Opinion
2002-04998
Argued October 8, 2002.
November 12, 2002.
In an action to recover damages for personal injuries, the defendant appeals, as limited by its brief, from so much of an order of the Supreme Court, Kings County (Schneier, J.), dated May 9, 2002, as denied its motion pursuant to CPLR 317 to vacate a judgment of the same court (Archer, J.), dated January 15, 2002, entered upon its failure to appear or answer.
Andrew P. Saulitis, P.C., New York, N.Y. (Max W. Gershweir of counsel), for appellant.
Isaac Tessler, New York, N.Y., for respondent.

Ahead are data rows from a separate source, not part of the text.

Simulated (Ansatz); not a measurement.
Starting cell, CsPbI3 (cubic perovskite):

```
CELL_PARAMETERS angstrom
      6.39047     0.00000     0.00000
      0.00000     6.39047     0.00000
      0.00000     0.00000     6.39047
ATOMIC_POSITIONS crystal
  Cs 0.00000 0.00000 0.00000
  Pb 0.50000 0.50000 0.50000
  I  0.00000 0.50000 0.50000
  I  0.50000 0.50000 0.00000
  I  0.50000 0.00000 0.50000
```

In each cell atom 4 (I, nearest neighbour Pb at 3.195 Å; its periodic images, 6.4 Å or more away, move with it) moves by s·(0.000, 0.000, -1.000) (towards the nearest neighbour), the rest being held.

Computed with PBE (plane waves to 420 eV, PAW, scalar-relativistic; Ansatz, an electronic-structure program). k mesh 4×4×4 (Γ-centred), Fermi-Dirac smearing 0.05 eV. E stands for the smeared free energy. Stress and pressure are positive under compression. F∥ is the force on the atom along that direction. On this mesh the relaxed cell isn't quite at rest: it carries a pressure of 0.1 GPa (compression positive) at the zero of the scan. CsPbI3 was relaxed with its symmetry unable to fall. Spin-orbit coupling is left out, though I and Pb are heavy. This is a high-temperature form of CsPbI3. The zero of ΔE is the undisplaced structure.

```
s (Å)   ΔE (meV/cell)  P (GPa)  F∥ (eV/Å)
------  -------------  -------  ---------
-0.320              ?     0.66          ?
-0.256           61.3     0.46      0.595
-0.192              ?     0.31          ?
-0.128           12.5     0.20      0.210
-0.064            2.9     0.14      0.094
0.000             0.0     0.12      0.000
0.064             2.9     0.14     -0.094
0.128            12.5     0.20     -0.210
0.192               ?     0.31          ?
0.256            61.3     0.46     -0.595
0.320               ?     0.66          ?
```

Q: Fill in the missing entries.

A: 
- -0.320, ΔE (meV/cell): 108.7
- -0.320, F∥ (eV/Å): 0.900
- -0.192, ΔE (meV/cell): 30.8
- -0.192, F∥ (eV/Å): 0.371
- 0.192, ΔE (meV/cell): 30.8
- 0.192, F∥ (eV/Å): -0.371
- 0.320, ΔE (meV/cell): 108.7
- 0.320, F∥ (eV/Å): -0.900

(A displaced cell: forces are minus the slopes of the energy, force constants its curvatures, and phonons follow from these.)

Before: DAVID S. RITTER, J.P., MYRIAM J. ALTMAN, HOWARD MILLER, THOMAS A. ADAMS, JJ.
DECISION ORDER
ORDERED that the order is reversed insofar as appealed from, with costs, the motion is granted, and the judgment is vacated; and it is further,
ORDERED that the defendant's time to interpose an answer is extended until 20 days after service upon it of a copy of this decision and order.
The Supreme Court erred in denying the defendant's motion pursuant to CPLR 317 to vacate the judgment entered upon its failure to appear or answer. The plaintiff attempted to effect service upon the defendant by serving a copy of the summons and complaint upon the Secretary of State pursuant to Business Corporation Law § 306. The defendant's address on file with the Secretary of State was its old address, from which it had moved years earlier. The summons and complaint were returned by the postal authorities marked "refused."
CPLR 317 provides, generally, that a defendant is entitled to vacatur of a default judgment if it is established that the defendant did not receive personal notice of the summons in time to defend and has a meritorious defense (see D D Asphalt Constr. Corp. v. Corealty, LLC, 296 A.D.2d 432). Contrary to the Supreme Court's determination, the fact that the defendant failed to notify the Secretary of State of its change of address is not relevant to the issue of whether it is entitled to relief under CPLR 317 (see Stein v. Matarasso Co., 143 A.D.2d 825; H.K.A. Realty Co. v. United Steel Strip Corp., 88 A.D.2d 612). There is no basis in the record upon which to conclude that the defendant was deliberately attempting to avoid service of process (cf. Paul Conte Cadillac v. C.A.R.S. Purch. Serv., 126 A.D.2d 621). The defendant's moving papers sufficiently alleged the existence of meritorious defenses to the action.
Accordingly, the defendant is entitled to vacatur of the judgment entered upon its default pursuant to CPLR 317.
RITTER, J.P., ALTMAN, H. MILLER and ADAMS, JJ., concur.